Elements, Stripe’s new check-out toolkit, aims to boost e-commerce sales completions

Stripe, the payments startup is now valued at $9 billion, is today taking the wraps off its latest effort to help its customers — which now number in the hundreds of thousands, and include companies like Lyft, Salesforce, Facebook, Deliveroo, and the U.K. government — generate more transactions, and thus greater returns for Stripe itself.

It is launching Elements, a free toolkit that Stripe is rolling out globally for Stripe users to build customised checkout experiences.

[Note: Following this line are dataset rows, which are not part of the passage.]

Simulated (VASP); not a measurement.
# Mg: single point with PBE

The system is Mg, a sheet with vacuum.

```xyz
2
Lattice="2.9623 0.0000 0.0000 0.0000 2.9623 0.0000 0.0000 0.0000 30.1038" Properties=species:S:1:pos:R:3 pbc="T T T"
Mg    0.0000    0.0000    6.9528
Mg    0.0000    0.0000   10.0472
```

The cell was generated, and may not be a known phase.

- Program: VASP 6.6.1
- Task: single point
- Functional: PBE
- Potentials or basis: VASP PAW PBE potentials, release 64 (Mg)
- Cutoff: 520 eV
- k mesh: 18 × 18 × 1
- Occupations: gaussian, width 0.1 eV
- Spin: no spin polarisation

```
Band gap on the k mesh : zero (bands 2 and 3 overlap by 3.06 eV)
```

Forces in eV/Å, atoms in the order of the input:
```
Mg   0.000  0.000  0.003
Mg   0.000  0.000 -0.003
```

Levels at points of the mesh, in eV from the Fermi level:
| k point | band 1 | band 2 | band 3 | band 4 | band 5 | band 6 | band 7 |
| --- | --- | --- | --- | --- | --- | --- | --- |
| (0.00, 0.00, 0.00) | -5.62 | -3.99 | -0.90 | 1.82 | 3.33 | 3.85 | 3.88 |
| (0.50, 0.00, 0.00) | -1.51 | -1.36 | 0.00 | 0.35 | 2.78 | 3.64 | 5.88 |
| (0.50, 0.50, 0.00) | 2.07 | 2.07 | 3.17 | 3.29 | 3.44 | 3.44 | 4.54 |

Similar to Stripe’s core payment service — which works by way of an API, meaning users simply add a few short lines of code to bring the payment feature into their site or app — Elements is based on “building blocks” that companies can use to add in different features like alternate and localized payment methods, autofilling scripts, mobile payments, and responsive design that adjusts to whatever screen is being used. You can see some examples and test them out (if you are so inclined) here.

Elements is significant for a few reasons:

Through Elements, Stripe is making an effort to tackle one of the larger pain points and most persistent problems in the world of online commerce: shopping cart abandonment.

On average, nearly 70 percent of all e-commerce visits fail to result in actual sales. While some of that may be due to people simply not prepared yet to buy, or a price turning out to be too high, another big reason is a range of issues related to the check-out process, such as lack of payment methods, credit card declines and complicated check-out processes:

Stripe itself found that in its own analysis of the world’s 100 biggest commerce sites that 72 of them had three or more errors in their checkout flows, nearly half did not use auto-fill correctly, and one-fifth were failing to revert to numerical keypads for entering credit card numbers on mobile.

The introduction of Elements also comes at a time when Stripe is growing more into its skin as a payments behemoth, doing more than just providing an API for companies to take payments.

“What led us to build this was less a specific request from a set of users, and more our team realizing that this is something that affects literally every online business, and Stripe is in a position to help,”said Lachy Groom, Stripe’s head of payments products.

“To be honest, we didn’t realize how useful something like Elements would be when we first started building Stripe. Now we’re about six years in, supporting hundreds of thousands of users, and what we’ve found is that, time and time again, each individual business is reinventing the wheel. And it’s actually a pretty complicated wheel: there are hundreds of small things to tweak and optimize for,” he said.

This has been a gradual evolution for the company: it has over the years added in new services like Radar, to help with fraud prevention, and an easy way for businesses to incorporate in the U.S. when they are based abroad.

Atlas, the incorporation product, is now available in 125 countries after getting open to US-based founders earlier this year. Radar, Groom said, “is also doing well, with lots of companies planning to rely on Radar for the upcoming holiday season.” There is apparently an update coming on that product that is likely to hit before the holiday season, when online shopping goes bananas.

While Elements is free to use for Stripe customers, it’s also interesting move by the company as it continues to lock down different elements of the both the commerce experience and the act of running a business online.

Key to Stripe’s message has always been the convenience factor, and as more companies incorporate online into their bigger strategies, or refresh their legacy systems with better and more updated technology, Stripe has an opportunity to snag a lot of business from the old guard.

Groom would not comment on IPO plans.